First, there is one exception to this rule of only using Qual as pilot feedback for Quant. If you had a product for instance which was specifically made only for US State Governors, then your total population is only N=50. And of course it is highly unlikely that you would ever get all the Governors of each and every US State to participate in any research (which would be a census of all governors), and so if you were fortunate enough to have a group of say 5 Governors whom were willing to give you feedback on your product or service, you would and should obviously hang on to and over analyze every single comment they gave you.

IF however you have even a slightly more common mainstream product, I’ll take a very common product like hamburgers as an example, and you are relying on 5-10 focus groups of n=12 to determine how different parts of the USA (North East, Mid-West, South and West) like their burgers, and rather than feeding  directly into some quantitative research instrument with a greater sample, you issue a ‘Report’ that you share with management; well then you’ve probably just wasted a lot of time and money for some extremely inaccurate and dangerous findings. Yet surprisingly, this happens far more often than one would imagine.

Cognitive Dissonance Among Qual Researchers when Using OdinText

How do I know this you may ask? Good Text Analytics software is really about data mining and pattern recognition. When I first launched OdinText we had a lot of inquiries from Qualitative researchers who wanted some way to make their lives easier. After all, they had “a lot” of unstructured/text comment data which was time consuming for them to process, read, organize and analyze. Certainly, software made to “Analyze Text” must therefore be the answer to their problems.

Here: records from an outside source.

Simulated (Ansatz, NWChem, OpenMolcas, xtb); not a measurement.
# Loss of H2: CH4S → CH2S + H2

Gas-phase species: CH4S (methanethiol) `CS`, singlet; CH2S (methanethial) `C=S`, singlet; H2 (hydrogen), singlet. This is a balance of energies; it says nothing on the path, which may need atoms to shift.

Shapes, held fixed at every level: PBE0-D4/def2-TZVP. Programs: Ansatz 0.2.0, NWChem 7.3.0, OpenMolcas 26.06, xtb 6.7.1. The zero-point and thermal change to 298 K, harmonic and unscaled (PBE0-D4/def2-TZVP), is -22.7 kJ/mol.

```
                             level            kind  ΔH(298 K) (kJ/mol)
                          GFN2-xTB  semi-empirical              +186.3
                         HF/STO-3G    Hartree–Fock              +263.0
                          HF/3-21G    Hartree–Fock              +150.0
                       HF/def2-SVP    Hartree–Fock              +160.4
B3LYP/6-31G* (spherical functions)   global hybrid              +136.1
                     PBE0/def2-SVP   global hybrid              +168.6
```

The problem was that the majority of Qual researchers work with tiny projects/sample, interviews and groups between n=1 and n=12. Even if they do a couple of groups like in the hamburger example I gave above, we’re still taking about a total of just around n=100 representing four or more regional groups of interest, and therefore fewer than n=25 per group. It is impossible to get meaningful/statistically comparable findings and identify real patterns between the key groups of interest in this case.

The Little Noticed Trend In Qual (Qual Data is Getting Bigger)

However, slowly across the past couple of years or so, for the first time I’ve seen a movement of some ‘Qualitative’ shops and researchers, toward Quant. They have started working with larger data sets than before. In some cases, it has been because they have been pulled in to manage larger ongoing community/boards, in some cases larger social media projects, and in others, they have started using survey data mixed with qual, or even better, employing qualitative techniques in quant research (think better open-ends in survey research).

For this reason, we now have a small but growing group of ‘former’ Qual researchers using OdinText. These researchers aren’t our typical mixed data or quantitative researchers, but qualitative researchers that are working with larger samples.

And guess what, “Qualitative” has nothing to do with whether data is in text or numeric format, instead it has everything to so with sample size. And so perhaps unknowingly, these ‘Qualitative Researchers’ have taken the step across the line into Quantitative territory, where often for the first time in their career, statistics can actually be used. – And it can be shocking!

My Experience with ‘Qualitative’ Researchers going Quant/using Text Analytics

Let me explain what I mean. Recently several researchers that come from a clear ‘Qual’ background have become users of our software OdinText. The reason is that the amount of data they had was quickly getting “bigger than they were able to handle”. They believe they are still dealing with “Qualitative” data because most of it is text based, but actually because of the volume, they are now Quant researchers whether they know it or not (text or numeric data is irrelevant).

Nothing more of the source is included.